The third of these trends is perhaps the most innovative and significant, in that it provides a way to short cut a process that previously – using standards alone – would make such transitions more laborious, lengthy, and uncertain. That’s true not only in isolation (i.e., within a given project), but systemically as well, since OPNFV will work in concert with other equally significant open source projects, such as Open Stack, OpenDaylight (another Linux Foundation project) and Open vSwitch to ensure that code can be integrated up and downstream in a growing, pervasive ecosystem of industrial strength open source code.

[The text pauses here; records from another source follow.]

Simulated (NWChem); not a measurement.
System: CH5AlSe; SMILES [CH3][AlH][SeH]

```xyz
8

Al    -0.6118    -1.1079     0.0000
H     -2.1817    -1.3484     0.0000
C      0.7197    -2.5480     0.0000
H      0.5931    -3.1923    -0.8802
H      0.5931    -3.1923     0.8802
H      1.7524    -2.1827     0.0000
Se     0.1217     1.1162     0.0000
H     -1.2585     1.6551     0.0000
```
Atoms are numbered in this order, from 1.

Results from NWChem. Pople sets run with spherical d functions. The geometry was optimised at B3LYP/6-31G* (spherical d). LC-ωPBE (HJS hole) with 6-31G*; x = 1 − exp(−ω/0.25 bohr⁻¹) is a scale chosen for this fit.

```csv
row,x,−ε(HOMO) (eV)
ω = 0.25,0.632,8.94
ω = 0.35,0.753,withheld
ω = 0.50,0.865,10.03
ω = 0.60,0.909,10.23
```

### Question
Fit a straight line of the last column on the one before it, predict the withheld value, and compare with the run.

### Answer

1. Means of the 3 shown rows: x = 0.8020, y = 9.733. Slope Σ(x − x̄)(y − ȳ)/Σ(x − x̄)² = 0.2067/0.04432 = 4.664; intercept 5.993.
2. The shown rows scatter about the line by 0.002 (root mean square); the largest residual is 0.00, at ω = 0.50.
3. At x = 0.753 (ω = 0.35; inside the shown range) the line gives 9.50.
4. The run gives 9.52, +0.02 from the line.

The press release issued this morning summarized that aspect as follows:
OPNFV will establish a carrier-grade, integrated, open source reference platform that industry peers will build together to advance the evolution of NFV and ensure consistency, performance and interoperability among multiple open source components. Because multiple open source NFV building blocks already exist, OPNFV will work with upstream projects to coordinate continuous integration and testing while filling development gaps.
The project is also significant for reflecting a growing recognition that open source projects need to incorporate open standards planning into their work programs from the beginning, rather than as an afterthought. Open source developers have always necessarily coded to relevant standards in the past, but there has been little collaboration between open source projects and standards development organizations along the way in order to optimize achievement of their respective goals. Here’s how the press release describes this new approach:
While not developing standards, OPNFV will work closely with ETSI’s NFV ISG, among others, to drive consistent implementation of standards for an open NFV reference platform. When open source software development is aligned with standards development, it can root out issues early, identify resolutions and become the de facto codebase, resulting in a far more economical approach to platform development.
Whether all of the many and similarly ambitious open source initiatives launched over the last eighteen months will fully realize their goals remains to be seen. But the rapid launch of so many initiatives will certainly help achieve another important goal: evolving the types of governance structures, best practices, and inter-project cooperation mechanisms essential to perfect this newest approach to the pursuit of interoperability, reliability and efficiency.